Firstpost, May 1, 2013

China and India both insist they share a border sanctified by centuries of custom-but their troops are facing off on some of the most brutal terrain in the world, unable to agree on it. The problem is simple. The two countries' claims rest on agreements arrived at by local rulers hundreds of years ago, when the only places in the Himalaya that mattered were the passes across the inner Himalayas-used by seasonal trading caravans that provided valuable taxes to local rulers. No one knew, or cared, where the line ran through the high mountains.

Elsewhere in the world, countries are fighting for territories with oil, gas or minerals. In this case, they're geo-strategic: China needs Ladakh's Aksai Chin area to link Tibet to Xinjiang, and India fears losing Arunachal Pradesh would make its entire North-East vulnerable.

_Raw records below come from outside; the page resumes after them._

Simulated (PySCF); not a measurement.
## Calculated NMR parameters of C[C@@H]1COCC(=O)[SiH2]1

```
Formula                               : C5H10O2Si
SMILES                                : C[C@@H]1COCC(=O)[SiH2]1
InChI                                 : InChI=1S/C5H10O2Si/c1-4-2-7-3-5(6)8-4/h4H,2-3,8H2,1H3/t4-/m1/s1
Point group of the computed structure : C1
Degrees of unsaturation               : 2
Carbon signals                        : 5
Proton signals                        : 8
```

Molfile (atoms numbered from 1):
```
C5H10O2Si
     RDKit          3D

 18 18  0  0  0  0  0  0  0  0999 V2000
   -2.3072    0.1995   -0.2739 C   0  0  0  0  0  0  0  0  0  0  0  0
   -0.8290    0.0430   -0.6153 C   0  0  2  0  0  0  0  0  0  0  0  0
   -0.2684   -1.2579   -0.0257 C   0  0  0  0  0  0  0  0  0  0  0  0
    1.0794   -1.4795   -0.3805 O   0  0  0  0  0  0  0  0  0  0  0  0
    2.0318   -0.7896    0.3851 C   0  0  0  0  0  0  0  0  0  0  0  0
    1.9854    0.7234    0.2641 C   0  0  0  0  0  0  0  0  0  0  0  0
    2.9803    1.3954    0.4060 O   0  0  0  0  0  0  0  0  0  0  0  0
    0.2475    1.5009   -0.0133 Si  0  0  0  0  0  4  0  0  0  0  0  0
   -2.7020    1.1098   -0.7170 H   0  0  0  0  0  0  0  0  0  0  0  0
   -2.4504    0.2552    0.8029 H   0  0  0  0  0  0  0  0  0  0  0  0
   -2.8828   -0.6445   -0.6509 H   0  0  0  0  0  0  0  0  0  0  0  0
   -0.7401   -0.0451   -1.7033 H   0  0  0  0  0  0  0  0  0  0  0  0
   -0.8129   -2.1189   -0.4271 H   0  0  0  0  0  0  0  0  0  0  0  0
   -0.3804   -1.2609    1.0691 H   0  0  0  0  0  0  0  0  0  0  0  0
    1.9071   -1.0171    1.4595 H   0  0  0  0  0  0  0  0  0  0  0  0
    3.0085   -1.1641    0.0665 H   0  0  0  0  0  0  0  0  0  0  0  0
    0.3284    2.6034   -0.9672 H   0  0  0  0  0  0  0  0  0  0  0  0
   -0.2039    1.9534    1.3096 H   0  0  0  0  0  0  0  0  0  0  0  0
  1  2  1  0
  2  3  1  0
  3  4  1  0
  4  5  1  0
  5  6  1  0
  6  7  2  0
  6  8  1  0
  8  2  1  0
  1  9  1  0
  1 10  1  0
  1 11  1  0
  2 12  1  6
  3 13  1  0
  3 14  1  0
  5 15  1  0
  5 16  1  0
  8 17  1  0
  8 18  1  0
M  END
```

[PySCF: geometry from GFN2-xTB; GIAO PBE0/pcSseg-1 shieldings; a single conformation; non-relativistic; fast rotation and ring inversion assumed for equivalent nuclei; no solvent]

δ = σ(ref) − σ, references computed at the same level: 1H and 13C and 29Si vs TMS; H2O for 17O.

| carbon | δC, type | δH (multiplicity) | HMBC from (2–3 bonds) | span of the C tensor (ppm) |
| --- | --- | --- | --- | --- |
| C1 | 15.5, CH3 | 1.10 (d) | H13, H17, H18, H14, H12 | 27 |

Many experts say the two great Asian powers will eventually have to do a swap-in essence, that India will have to sacrifice its claims to Aksai Chin in Ladakh for China acknowledging Indian sovreignity over Arunachal Pradesh. Both sides have been engaged in talks that have skirted around this issue, but neither seems keen on expending political capital on such a deal.

In part, that's because the debate over the border is clouded by political grandstanding, and publics sometimes ill-informed about what the border dispute is actually about.